Re: "Numeric overflow"?
Re: "Numeric overflow"?
- Subject: Re: "Numeric overflow"?
- From: Michael Sullivan BCE <email@hidden>
- Date: Mon, 19 Sep 2005 16:22:33 -0400
On Sep 15, 2005, at 11:15, Doug McNutt wrote:
At 20:45 -0400 9/14/05, deivy petrescu wrote:
So, when one says Pi is irrational, one says that Pi is certainly
*not* equal to 22/7.
As long as we're being pedantic, Pi is indeed not rational but it is
also not irrational in the technical jargon of arithmetic - and
perhaps of AppleScript but one never knows. . ..
An irrational number must be representable as a root of an algebraic
polynomial. Pi is not - the circle cannot be squared. Numbers which
are exactly representable only as an infinite series are said to be
transcendental.
To be even more pedantic, that's not correct either. You are
describing algebraic numbers, which is the set of roots of polynomials
of finite degree (with integral coefficients and powers).
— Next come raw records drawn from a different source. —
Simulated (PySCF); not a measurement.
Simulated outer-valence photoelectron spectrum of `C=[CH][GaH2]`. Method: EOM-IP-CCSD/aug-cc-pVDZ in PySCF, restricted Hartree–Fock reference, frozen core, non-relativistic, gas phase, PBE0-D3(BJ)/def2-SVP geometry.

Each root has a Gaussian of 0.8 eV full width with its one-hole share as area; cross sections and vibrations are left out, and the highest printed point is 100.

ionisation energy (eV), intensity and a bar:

Irrational numbers are defined as being NOT rational (of the form p/q
with p,q integers), and include all transcendental numbers (NOT
algebraic) as well as many algebraic numbers. IIRC, the algebraics
turn out to be countable. (you can do an n-dimensional ordering similar
to triangulating rationals by modeling them as ordered ntuples -- the
coefficients of the polynomial of which they are a root followed by the
root number. As long as the polynomials can't have infinite degree,
they are countable)
Anyway, transcendental numbers are a subset of irrationals. They are
not disjoint. I'm not aware of a one-word term for irrationals which
aren't transcendentals, but irrational isn't it.